Presidential Candidates Hope To Convince Jon Bon Jovi That He Was Made To Be Their Man

noah | December 26, 2007 12:40 pm
I don’t know about you, but when I think of the phrases “Jon Bon Jovi” and “politicians” my mind flashes back to the controversy over Jon’s eponymous band’s video for the 1989 song “Living In Sin,” which ruffled a ton of feathers back in the day because it showed a chick taking communion and engaging in premarital sex. Oh, the family values-obsessed wonks who came out of the woodwork for that one! But none of them, as far as I can recall, were among the politicians who the New York Times outed today as courting the New Jerseyan’s endorsement for the 2008 Presidential race, because good ol’ JBJ has apparently become, as the Times tells it, “New Jersey’s very own Bono”:

Jon Bon Jovi and Hillary Rodham Clinton have been friends for more than a decade, uniting for state dinners at the White House and campaign fund-raisers in the Hamptons.

If it seems strange that a rocker who sings paeans of working-class New Jersey is so friendly with a senator and former first lady who chose a Celine Dion song for the theme of her presidential campaign, consider a few items on Mr. Bon Jovi’s social calendar in the last few months.

There were dinners in East Hampton with Mrs. Clinton and another Democratic presidential candidate, John Edwards. Senator Barack Obama, her fiercest rival for the nomination, asked Mr. Bon Jovi to hear him speak in Midtown Manhattan. And Al Gore caught up with him in London for a photo op. …

Unlike many other celebrities, he keeps his thoughts about the war in Iraq and President Bush largely to himself. While fellow New Jerseyan Bruce Springsteen is not shy about taking Mr. Bush to task and speaks out against the war on his new album, Mr. Bon Jovi is more comfortable talking about poverty and affordable housing. And his attention to those causes has earned him an audience with some of the country’s biggest political names.

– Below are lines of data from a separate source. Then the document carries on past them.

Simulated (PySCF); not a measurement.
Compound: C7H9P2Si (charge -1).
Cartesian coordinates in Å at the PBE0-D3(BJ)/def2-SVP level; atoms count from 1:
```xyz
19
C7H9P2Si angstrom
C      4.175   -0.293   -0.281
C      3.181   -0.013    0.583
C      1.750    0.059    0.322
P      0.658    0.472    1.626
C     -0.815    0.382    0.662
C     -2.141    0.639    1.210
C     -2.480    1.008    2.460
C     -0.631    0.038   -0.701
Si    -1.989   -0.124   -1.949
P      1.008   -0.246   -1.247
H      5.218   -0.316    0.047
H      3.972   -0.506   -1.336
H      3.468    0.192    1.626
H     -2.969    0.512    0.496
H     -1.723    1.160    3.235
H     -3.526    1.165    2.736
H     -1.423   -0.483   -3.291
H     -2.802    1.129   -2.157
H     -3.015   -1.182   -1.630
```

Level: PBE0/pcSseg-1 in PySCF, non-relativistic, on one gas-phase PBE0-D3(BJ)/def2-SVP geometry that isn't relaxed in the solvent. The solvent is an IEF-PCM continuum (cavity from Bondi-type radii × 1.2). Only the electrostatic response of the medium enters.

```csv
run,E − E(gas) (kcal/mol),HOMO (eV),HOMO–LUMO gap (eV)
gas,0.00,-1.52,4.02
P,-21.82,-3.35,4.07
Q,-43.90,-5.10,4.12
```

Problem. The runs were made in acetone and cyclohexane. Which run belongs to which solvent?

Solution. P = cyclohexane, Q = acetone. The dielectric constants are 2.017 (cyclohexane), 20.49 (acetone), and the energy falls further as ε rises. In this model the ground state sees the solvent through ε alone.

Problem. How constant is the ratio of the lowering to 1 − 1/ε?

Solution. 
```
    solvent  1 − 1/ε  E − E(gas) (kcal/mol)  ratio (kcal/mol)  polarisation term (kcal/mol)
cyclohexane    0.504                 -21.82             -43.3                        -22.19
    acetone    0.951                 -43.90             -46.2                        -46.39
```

No word yet on who Jon is going to endorse–presumably he’s canvassing the Presidential hopefuls on the always-crucial issue of whether or not musicians should be able to walk around with loaded six-strings on their backs–but my guess is that it’s going to be Edwards, if only because this will give him yet another opportunity to try and ply that whole “country crossover” move.